FOUR COUNTRIES IN ONE KINGDOM
When you think of the Kingdom of the Netherlands – where the tulips grow, the windmills turn, people walk on clogs and eat cheese – white sandy beaches and tropical islands are not the first things that come to mind. However, all these things are part of the Kingdom. It not only consists of the Netherlands, a sovereign state and constitutional monarchy in Western Europe, it also consists of the islands Aruba, Curaçao and Sint Maarten in the Caribbean. These islands are separate countries and work together with the Netherlands as partners within the Kingdom.

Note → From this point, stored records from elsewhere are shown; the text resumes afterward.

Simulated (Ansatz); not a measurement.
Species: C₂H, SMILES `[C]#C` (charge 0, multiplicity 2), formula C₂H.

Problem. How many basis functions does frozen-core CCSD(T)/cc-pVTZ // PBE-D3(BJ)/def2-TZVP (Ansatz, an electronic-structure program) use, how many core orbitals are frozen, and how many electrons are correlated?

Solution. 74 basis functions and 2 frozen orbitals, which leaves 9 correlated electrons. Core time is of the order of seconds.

On the 10th of October 2010, the former Netherlands Antilles was dissolved, making Curaçao and Sint Maarten constituent countries of the Kingdom of the Netherlands – a status Aruba already obtained in 1986. The other three islands of the former Netherlands Antilles, Bonaire, St. Eustatius and Saba are now collectively known as the Caribbean Netherlands. From October 10, 2010 the Dutch government took over their governmental tasks and recognized them by the law as Dutch municipalities, ‘public entities’ of the Netherlands. Other public entities are the Kingdom, municipalities, provinces and water boards.
The Netherlands is a representative parliamentary democracy organized as a unitary state. Its administration consists of the Monarch and the Council of Ministers, which is headed by a Prime Minister. The people are represented by the States General of the Netherlands, which consists of a House of Representatives and a Senate.
The Caribbean Netherlands (namely, Bonaire, St. Eustatius, Saba) resemble ordinary Dutch municipalities in most ways (with a mayor, aldermen, and a municipal council, for example) and are subject to the ordinary Dutch legislative process, although most of the laws of the former Netherlands Antilles are still in force as the result of an agreed “legislative restriction” until 2015. Residents of these three islands are also able to vote in Dutch national and European elections. The Netherlands has the Euro as its currency, however, the Caribbean Netherlands use the US dollar.
Aruba, Curaçao and Sint Maarten are centralized unitary states. Their administrations consist of the Governor, who represents the Monarch, and the Council of Ministers, headed by a Prime Minister. Aruba has the Aruban florin as its currency, Curaçao and Sint Maarten have the Netherlands Antillean guilder. Although Aruba, Curaçao and Sint Maarten are autonomous countries, matters like foreign policy and defense are the affairs of the Kingdom and are administered by the Netherlands.
All six Caribbean islands hold a joint court of justice, however, the supreme court of the Kingdom is located in The Hague and is the highest judicial body for both the Netherlands and the Caribbean islands.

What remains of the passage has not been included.